GAUHATI, India – Wildlife experts in northeastern India are experimenting with a new weapon to prevent marauding elephants from destroying homes and crops and trampling people in villages close to their habitat — super-hot chilies.
Conservationists working on the experimental project in Assam state said they have put up jute fences smeared with automobile grease and bhut jolokia — also known as the ghost chili and certified as the world's hottest chili by the Guinness Book of World Records.
They also were using smoke bombs made from the chili to keep elephants out.
"We fill straw nests with pungent dry chili and attach them to sticks before burning it. The fireball emits a strong pungent smell that succeeds in driving away elephants," Nandita Hazarika of the Assam Haathi (Elephant) Project told The Associated Press on Monday.
Hazarika said the chilies would not be eaten and that the smell would be enough to repel the elephants. He emphasized the measures would not harm the animals.
Northeast India accounts for the world's largest concentration of wild Asiatic elephants; 5,000 are estimated living in Assam alone.
Conservationists say wild elephants increasingly attack human settlements encroaching on their natural habitat.
Satellite imagery by India's National Remote Sensing Agency shows that up to 691,880 acres of Assam's forests were cleared from 1996 to 2000.

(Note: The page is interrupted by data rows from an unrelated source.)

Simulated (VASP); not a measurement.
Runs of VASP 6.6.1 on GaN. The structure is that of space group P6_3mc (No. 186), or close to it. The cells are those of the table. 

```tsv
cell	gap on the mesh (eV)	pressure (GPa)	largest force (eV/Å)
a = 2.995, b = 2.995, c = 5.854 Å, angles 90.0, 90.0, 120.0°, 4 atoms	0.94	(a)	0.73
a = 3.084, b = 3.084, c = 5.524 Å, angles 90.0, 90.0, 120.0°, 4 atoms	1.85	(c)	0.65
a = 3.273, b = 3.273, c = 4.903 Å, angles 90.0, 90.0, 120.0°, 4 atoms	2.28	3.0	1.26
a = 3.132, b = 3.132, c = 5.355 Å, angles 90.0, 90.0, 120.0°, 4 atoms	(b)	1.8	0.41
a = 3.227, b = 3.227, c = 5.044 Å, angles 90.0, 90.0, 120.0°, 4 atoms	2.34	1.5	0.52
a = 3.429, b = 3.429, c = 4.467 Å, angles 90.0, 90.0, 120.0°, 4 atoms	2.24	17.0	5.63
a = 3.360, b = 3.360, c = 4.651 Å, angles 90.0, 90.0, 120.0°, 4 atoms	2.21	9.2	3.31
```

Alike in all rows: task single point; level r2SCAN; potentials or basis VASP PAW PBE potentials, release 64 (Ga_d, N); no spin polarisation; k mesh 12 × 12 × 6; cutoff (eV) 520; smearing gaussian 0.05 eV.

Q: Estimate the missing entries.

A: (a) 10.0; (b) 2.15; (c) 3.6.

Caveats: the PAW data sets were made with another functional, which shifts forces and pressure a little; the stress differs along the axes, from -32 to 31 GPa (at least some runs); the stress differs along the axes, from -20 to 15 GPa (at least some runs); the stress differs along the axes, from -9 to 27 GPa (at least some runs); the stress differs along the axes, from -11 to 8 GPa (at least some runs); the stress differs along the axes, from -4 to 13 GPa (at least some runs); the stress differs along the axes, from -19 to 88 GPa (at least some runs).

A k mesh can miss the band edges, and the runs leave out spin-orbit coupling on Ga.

More than 600 people have been killed by wild elephants in Assam in the past 16 years and villagers have reacted with an anger that has shocked conservationists.
In 2001, in Sonitpur district, 112 miles north of the state capital of Gauhati, villagers poisoned 19 wild elephants to death after they feasted on crops and trampled houses.
"We have been forced to look for ingenious means to keep wild elephants from straying out of their habitats," M.C. Malakar, the state's chief wildlife warden, told the AP.